On a recent camping trip to Big Basin Redwoods State Park, I was able to pull off a feat I have been hoping to accomplish for quite some time: to cook a paella over wood fire. It’s almost as if this dish was designed with the great outdoors in mind, in fact, tradition in Valencia, Spain, calls for the men to prepare paella feasts over an open fire. In addition to proper fruit wood (orange and apple), pine wood and its cones can also be thrown in the fire to round out the rice with a smokey aroma.
We were joined by our intrepid German friends, Jochen, Caro and little Konrad, as well as their good pals Baran and Patricia. The weekend was filled with great conversation and storytelling around the campfire, and of course we used every opportunity to prepare and consume delicious meals.
Big Basin Redwood Park is threaded by verdant trails with creeks lined by huckleberry shrubs.
The lush canopy is cross-hatched by the colossal redwoods foliage, which also serves as the perfect sanctuary to a wide variety of bird species, while providing shade to the surrounding campsites.
With shimmering rays of sunshine coming through the tree-tops that almost create a Jacob’s Ladder sky-like effect as they reach for the earth, you can imagine all the amazing photo opportunities.
Following a lovely hike on the Pine Mountain trail, Zara and I headed back to camp while we still had some daylight left to prepare the paella I’d been thinking about all month.
There are three main pillars to every paella varying from ingredients to technique:
The colorful base; a combination of caramelized diced onions, garlic, tomato and parsley. In addition to adding flavor and color to the paella, this starter helps to bind and thicken your sauce as the rice simmers down. Sofrito is also a seminal foundation in Latin American cuisine.
The soul of every paella. Saffron (or azafrán en Español) adds the right accent of color, taste, fragrance and immediately identifiable with every bite.
The finishing touch. Once the rice it’s ready, the paella is done, but the secret to this traditional dish is the balance in texture between the ingredients and the rice. Soccarat adds that needed crunchy finish to the rice by quickly cooking the bottom and sides of your almost finished paella at high heat.

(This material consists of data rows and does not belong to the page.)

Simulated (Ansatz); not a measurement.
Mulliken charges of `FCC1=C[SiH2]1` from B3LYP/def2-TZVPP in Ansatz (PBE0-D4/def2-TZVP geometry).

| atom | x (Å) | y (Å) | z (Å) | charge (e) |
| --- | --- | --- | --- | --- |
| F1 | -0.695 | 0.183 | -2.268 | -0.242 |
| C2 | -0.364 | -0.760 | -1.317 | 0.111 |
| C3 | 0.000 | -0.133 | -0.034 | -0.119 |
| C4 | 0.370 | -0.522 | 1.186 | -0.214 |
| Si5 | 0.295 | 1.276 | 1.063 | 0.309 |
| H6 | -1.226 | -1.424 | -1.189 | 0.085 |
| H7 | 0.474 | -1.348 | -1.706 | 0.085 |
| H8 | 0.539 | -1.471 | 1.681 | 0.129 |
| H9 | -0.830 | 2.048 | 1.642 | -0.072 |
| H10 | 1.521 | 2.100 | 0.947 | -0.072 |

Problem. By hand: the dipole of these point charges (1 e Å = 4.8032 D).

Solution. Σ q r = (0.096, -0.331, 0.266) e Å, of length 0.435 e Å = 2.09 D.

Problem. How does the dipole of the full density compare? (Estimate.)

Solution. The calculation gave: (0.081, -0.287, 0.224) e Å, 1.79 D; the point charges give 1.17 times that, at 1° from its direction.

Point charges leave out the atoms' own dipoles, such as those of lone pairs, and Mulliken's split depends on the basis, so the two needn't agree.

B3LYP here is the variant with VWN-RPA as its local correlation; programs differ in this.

I could go as far as to say that smoked paprika, sausage (chorizo) and seafood are as crucial to a great tasting paella, but one can deviate by skipping or supplementing any of these ingredients, for example, when making a great vegetarian paella. With that said, I always start with smoked paprika in my sofrito and most of the times also include it in any marinated meats ahead of time to be incorporated right in the rice for added flavor. Smoked paprika is integral in providing that bold color and smokiness to the dish.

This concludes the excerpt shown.